As floods creep higher, haze thickens, and record heat drains cities across Asia, one question keeps resurfacing: who pays to keep the planet alive? Last week, at the COP30 Leaders’ Summit in Belém, Brazil, a new answer was launched: the Tropical Forest Forever Facility (TFFF). It’s a bold global fund that could finally make standing forests worth more than destroyed ones.

The TFFF, first proposed by Brazil and formally launched at the COP30 Leaders’ Summit in Belém last week, is designed to close a long-standing gap in climate finance. For decades, countries like Malaysia, Indonesia, and the Philippines have been asked to conserve their forests for the planet’s sake, yet have received only a fraction of the financial support that such commitments require. The TFFF aims to correct that imbalance by directing substantial, long-term funding toward verified forest protection in the Global South.

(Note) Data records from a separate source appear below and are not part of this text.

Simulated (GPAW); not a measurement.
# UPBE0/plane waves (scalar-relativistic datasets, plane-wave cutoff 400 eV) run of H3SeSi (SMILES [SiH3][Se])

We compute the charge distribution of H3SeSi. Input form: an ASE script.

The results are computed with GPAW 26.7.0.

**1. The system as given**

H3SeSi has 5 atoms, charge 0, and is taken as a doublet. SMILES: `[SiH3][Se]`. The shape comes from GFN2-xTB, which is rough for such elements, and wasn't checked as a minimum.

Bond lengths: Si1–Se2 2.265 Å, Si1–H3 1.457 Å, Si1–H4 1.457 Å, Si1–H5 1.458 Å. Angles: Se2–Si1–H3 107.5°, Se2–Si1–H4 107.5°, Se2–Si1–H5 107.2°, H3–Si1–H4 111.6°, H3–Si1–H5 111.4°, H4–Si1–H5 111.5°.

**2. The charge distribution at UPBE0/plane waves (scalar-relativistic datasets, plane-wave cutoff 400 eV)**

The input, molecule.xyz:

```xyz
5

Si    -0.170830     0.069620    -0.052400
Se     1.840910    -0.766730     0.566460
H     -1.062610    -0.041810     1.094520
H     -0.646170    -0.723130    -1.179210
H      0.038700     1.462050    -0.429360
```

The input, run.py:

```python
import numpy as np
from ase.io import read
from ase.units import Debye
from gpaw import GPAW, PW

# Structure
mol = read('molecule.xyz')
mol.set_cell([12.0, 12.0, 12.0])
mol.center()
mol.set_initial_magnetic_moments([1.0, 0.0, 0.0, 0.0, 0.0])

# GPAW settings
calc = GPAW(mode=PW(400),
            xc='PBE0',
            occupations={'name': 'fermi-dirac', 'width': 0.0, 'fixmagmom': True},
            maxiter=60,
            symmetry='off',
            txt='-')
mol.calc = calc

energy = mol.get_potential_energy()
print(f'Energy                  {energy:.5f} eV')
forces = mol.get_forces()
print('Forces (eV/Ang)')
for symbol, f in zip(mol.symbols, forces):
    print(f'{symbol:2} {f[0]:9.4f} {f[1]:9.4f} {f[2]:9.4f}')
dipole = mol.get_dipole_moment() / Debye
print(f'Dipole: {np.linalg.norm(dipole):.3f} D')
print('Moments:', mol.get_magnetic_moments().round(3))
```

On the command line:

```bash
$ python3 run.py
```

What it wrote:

A new model for global forest finance

At its core, the TFFF is designed as a global blended-finance facility. Wealthier countries would provide about US$25 billion in public seed capital, which would then attract another US$100 billion from private investors such as pension funds and sovereign wealth funds. This creates a long-term, endowment-style fund worth roughly US$125 billion; a financial instrument focused entirely on keeping forests standing.

Instead of trading carbon credits or offsets, the TFFF would invest this capital globally and use the annual returns to pay tropical forest countries that successfully protect their forests. These payments, estimated to reach around US$4 billion per year, would be tied to verified conservation results and open data monitoring. In other words, countries are rewarded not for promises, but for proof.

Crucially, the TFFF also envisions direct access mechanisms for Indigenous Peoples and local communities, whose knowledge and governance have safeguarded forests for centuries but have rarely received fair compensation or decision-making power. If implemented with integrity, this could make TFFF the world’s first financial model that truly links economic return with ecological justice.

The TFFF also represents a long-overdue correction to global climate finance, where tropical forest nations have long struggled to make their standing forests worth more than destroyed ones. Its inclusion of direct access funding for Indigenous Peoples and local communities is a welcome precedent, but only if such commitments are implemented transparently and equitably.

The challenges that remain

However, the TFFF still faces major design gaps. Current proposals risk prioritising investor payments before frontline conservation results, and allow limited safeguards against harmful activities such as industrial logging or agribusiness expansion. For the facility to become a credible tool for climate and biodiversity protection, these weaknesses must be addressed before it is fully operationalised.

The latest design update includes progress on transparency and Indigenous participation, but stronger environmental and financial standards are still needed. The facility should ensure that all funds are additional to existing climate and biodiversity commitments, that eligibility criteria exclude forest degradation, and that finance flows directly to those who protect forests daily.

While Prime Minister Anwar Ibrahim has officially stated Malaysia’s support for the launch of the TFFF, key questions remain unanswered and Malaysians should play a part in shaping how this global fund will affect their forests, communities, and future.

Why Malaysia’s role matters

For Malaysia, the Tropical Forest Forever Facility (TFFF) represents more than another global climate initiative. It is a chance to link national forest protection with long-term international financing, and to show that conservation can be both just and economically sound. Our rainforests are among the world’s most biodiverse, yet they continue to face encroachment, logging, and fragmented governance between federal and state authorities.

Malaysia is already part of the technical discussions shaping the TFFF’s next phase. With the fund now launched, our role should shift from support to leadership—ensuring that its design upholds transparency, fairness, and Indigenous rights from the start. The government can help set a regional example by committing to clear eligibility standards, public reporting, and community participation in forest monitoring.

This is also the moment to move beyond broad endorsement toward concrete action. Malaysia should publish a roadmap for how it will engage with the TFFF, outline how funds will reach Indigenous and local communities, and open consultations with civil society. If done right, Malaysia can turn this global mechanism into a national opportunity: one that rewards protection instead of extraction and builds lasting credibility for the country’s environmental leadership.

The road ahead

The TFFF’s launch is a rare moment of optimism in global climate politics: proof that cooperation is still possible when the planet’s lungs are at stake. But the real work begins now. What matters is not how loudly countries celebrate, but how committed they act.

Malaysia has already taken the first step by backing the facility. The next step must be ensuring that this fund delivers for people and forests alike. Because if the TFFF succeeds, it won’t just pay for protection; it could rewrite the economics of survival itself.